But fingers crossed it helps. I guess we'll see how it goes. I realize it's not a guarantee right out of the gate, but...well you can't get it figured out until you start. So we start.
I'm exhausted. Haven't been sleeping well. I'm going with anxiety on top of the usual with all this. I wouldn't tell you that I feel consciously anxious. I'm just not able to speak for my subconscious, apparantly.
The mowers finally showed up.
I emailed the lawn care people on ...Monday? I think Monday. Asking if they were still operating or if they'd decided to close in the interim and, if they were operating if they had any idea when they might get to us as I think tigers were considering moving in. That and the weeds.
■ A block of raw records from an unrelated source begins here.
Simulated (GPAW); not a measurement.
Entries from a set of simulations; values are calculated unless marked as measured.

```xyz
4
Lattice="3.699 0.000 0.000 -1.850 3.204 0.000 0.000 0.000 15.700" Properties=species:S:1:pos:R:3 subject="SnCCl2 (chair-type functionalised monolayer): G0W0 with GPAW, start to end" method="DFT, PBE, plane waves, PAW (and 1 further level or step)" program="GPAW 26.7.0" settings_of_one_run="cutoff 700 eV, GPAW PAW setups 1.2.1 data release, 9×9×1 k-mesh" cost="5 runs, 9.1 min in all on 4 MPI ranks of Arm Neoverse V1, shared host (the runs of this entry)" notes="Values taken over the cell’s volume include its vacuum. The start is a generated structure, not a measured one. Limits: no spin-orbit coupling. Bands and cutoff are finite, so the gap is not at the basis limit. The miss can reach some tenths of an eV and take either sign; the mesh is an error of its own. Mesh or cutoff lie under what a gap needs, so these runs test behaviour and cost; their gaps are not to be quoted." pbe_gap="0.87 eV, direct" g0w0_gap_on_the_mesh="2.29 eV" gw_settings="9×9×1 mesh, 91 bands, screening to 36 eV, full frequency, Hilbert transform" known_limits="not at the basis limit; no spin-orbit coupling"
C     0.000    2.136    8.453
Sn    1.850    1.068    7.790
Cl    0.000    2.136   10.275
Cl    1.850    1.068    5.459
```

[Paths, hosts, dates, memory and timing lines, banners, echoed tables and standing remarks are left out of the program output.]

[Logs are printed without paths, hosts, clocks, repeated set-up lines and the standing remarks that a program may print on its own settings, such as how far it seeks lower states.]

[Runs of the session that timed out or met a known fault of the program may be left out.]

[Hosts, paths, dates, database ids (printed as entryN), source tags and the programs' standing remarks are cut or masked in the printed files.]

They replied (which was nice as usually I feel like communicating with them is an exercise in futility) that they'd driven by "last week" and "there was a crew there mulching" so they were unable to mow.
Well, BS to them. I mean, yes, we mulched on Friday. But there was no "crew". Beyond that? There was nary a soul that came down our road whilst we were out. Whatever. It's done now so tra la la.
I have taped off the powder room for painting but that's as far as I've gotten. (In my defense, my first "free time for mom" priority was to finish the book I'd like to release in April. That's done now and off to the editor, so now I have time.) Maybe this weekend? I guess we'll see.
I have to get over the blergh first.